J2EE Fails to Reach the Cloud

Java cloud technologies are far from commoditization and standardization. When migrating applications to the cloud, development teams should review innovative vendor solutions delivering cloud-aware architecture rather than rely on a Java EE7 imprimatur. 

During the summer and fall of 2011, many Java proponents were asserting that the Java platform would evolve to meet cloud use cases. The promise was Java EE7 would enable cloud-aware application development and address emerging cloud uses cases. Big vendors participating in the Java Community Process (JCP) pointed to the JSR 342 charter, which declared:

The main theme for this release is the Cloud. The Java EE platform is already well suited for cloud environments thanks to its container-based model and the abstraction of resource access it entails. In this release we aim to further enhance the suitability of the Java EE platform for cloud environments.

Before JavaOne 2012, fifteen months after their initial promise, the JCP leads, and Oracle dropped cloud enhancements from Java 7. While there is general JCP lead agreement on enterprise heavyweight roles (i.e., PaaS Product Vendor, PaaS Provider, PaaS Account Manager, PaaS Customer, Application Submitter, Application Administrator, End-user) to maintain enterprise IT’s grip on the cloud, the JCP team did not standardize advancements in multi-tenancy, on-demand service provisioning, dynamic elastic auto-scaling, application versioning, modular application deployment and synchronization, consumption-based metering and billing, or cloud scale resource pooling.  

Without JCP standardization, vendors will work independently to advance Java technology to meet cloud use cases and requirements. In the vote to delay, Jevgeni Kabanov writes:

Cloud standardisation was premature and we needed more time to understand which way the market and community will swing. At the moment, although there is a lot of activity in the cloud direction, it isn't yet clear which technologies, methodologies and philosophies will be the winners. Hopefully, in another 2-3 years it will be clearer.
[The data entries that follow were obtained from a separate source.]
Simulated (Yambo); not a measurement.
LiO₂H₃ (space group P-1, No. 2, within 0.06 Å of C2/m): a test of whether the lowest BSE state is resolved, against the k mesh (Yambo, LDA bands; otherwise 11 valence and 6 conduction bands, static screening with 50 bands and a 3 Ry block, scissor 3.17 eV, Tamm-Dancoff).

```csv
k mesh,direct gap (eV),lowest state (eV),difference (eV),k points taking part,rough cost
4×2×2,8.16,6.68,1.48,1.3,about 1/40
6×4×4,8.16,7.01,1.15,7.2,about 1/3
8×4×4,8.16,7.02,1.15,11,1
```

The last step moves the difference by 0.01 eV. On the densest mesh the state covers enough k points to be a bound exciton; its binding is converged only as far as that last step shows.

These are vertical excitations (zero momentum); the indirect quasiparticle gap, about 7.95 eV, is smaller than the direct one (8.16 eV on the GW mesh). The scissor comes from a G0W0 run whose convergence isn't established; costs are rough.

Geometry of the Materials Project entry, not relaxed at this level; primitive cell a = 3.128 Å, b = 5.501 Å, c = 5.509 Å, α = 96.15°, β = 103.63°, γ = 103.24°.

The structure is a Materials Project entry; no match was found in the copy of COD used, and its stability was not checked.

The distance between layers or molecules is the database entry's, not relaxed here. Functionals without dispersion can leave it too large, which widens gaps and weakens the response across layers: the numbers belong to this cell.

Due to the long cycle time between JCP releases and the significant lag time before release of J2EE standards compliant products, innovative vendors will deliver competitive advantage for the next three to five years. 

Interestingly enough, a few weeks after the JCP backtracked, a group of vendors plugged a hole created by the JCP delay. The vendors announced the language agnostic Cloud Application Management Platform specification. A language agnostic, RESTful service specification diminishes Java lock-in and dominance in the cloud. 

A Java cloud free from commoditization and standardization will benefit the Java community more than a JCP imprimatur and clone implementations. As development teams carefully review project use cases, build cloud reference architectures, evaluate Platform as a Service offerings, selectively apply cloud design patterns, and build cloud-aware applications, teams will be free to break away from stodgy J2EE prescription, identify new application design models, and deliver competitive application agility.